Interview Tips for Marketing Jobs

Marketing job interviews should be viewed as marketing exercises. They're more like presentations than interviews. We've put together some navigational aids for your interview.

Interview  techniques

Structure your interview exactly like a presentation, and use your presentation skills:

  • Speak to your interviewers like an audience. Get their attention. Make sure they're listening.

  • Engage the interviewers, make eye contact, smile where appropriate.

  • Be friendly and outgoing. Reticence can be mistaken for lack of communications skills.

  • Your speech should be fluent and unforced. Try to maintain a natural rhythm of speech and phrasing, like addressing an audience.

  • Be confident in fact, not in theory. You should show real competence and strong identity, like a market image.

Interview questions

Whatever your role in marketing, you can expect a range of penetrating technical questions. Each part of the job is a guide to the requirements of the interview:

Methodologies: Marketing methods are key issues. You must be able to provide clear answers regarding the use of marketing techniques, issues related to the methods, and examples of your work in these areas.

Promotions: Critically important in marketing, your portfolio of promotions must be relevant to the position, and show experience at the appropriate level for the position. Research the employer's own campaigns, and model your examples as good matches to their work.

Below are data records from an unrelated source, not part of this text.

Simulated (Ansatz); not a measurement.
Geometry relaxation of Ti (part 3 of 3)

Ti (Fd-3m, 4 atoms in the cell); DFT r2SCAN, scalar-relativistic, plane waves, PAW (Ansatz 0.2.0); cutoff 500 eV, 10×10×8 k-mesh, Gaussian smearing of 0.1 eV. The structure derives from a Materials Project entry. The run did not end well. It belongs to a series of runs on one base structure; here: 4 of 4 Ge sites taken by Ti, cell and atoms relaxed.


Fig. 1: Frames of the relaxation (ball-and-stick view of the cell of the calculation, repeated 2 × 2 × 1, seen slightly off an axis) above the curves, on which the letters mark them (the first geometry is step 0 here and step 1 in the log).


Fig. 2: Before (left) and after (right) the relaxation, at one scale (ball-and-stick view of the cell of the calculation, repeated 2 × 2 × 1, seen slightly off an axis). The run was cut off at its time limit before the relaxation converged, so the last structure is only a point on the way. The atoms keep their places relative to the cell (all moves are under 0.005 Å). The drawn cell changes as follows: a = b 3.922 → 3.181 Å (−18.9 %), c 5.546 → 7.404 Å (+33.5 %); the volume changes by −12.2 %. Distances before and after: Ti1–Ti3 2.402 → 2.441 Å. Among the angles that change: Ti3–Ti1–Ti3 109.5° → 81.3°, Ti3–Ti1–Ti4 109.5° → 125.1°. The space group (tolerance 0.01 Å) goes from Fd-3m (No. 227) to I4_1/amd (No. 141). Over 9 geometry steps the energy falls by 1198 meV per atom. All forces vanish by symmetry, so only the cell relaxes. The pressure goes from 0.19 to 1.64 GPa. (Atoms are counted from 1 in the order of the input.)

Budgets: If you're in a position where budgets are an issue, you must be able to show both good examples and strong technical knowledge in budget management, particularly expenditures and your billing ratio to expenditure. Another big issue will be the size of budgets you've worked with. Your abilities in this area must be credible, and well documented. You can use actual financial statements, but don't breach client confidentiality or disclose any sensitive information.

Market research: This can be tricky. Market research methods can vary enormously, and marketers naturally use many different methods. You may or may not be familiar with the employer's methods. Your examples will need to show at absolute minimum good industry-standard work in this field, either as your own research, or research related to your marketing.

Accounts: Handling marketing accounts is extremely sensitive, and it's also an area where interviewees come unstuck. If your role involves direct account management working with clients, your examples will need to show a good track record. Your work with accounts and your role working with clients will need to be described with a strong positive spin on outcomes.

Merchandising: This can be a main line of business in some marketing agencies. You need to prove your own merchandising experience is appropriate to the position. The best method is to draw appropriate parallels between your work and the employer's, stressing the similarities either directly or by analogy with the position.

Advertising: Advertising is a major component of marketing campaigns. It's often important to marketers that you have the ability to cover all aspects of a project yourself. You must present your examples in this area in context with your other work. Clearly outline your role and involvement in advertising issues.

Get the information and presentation right, and you get the interview right.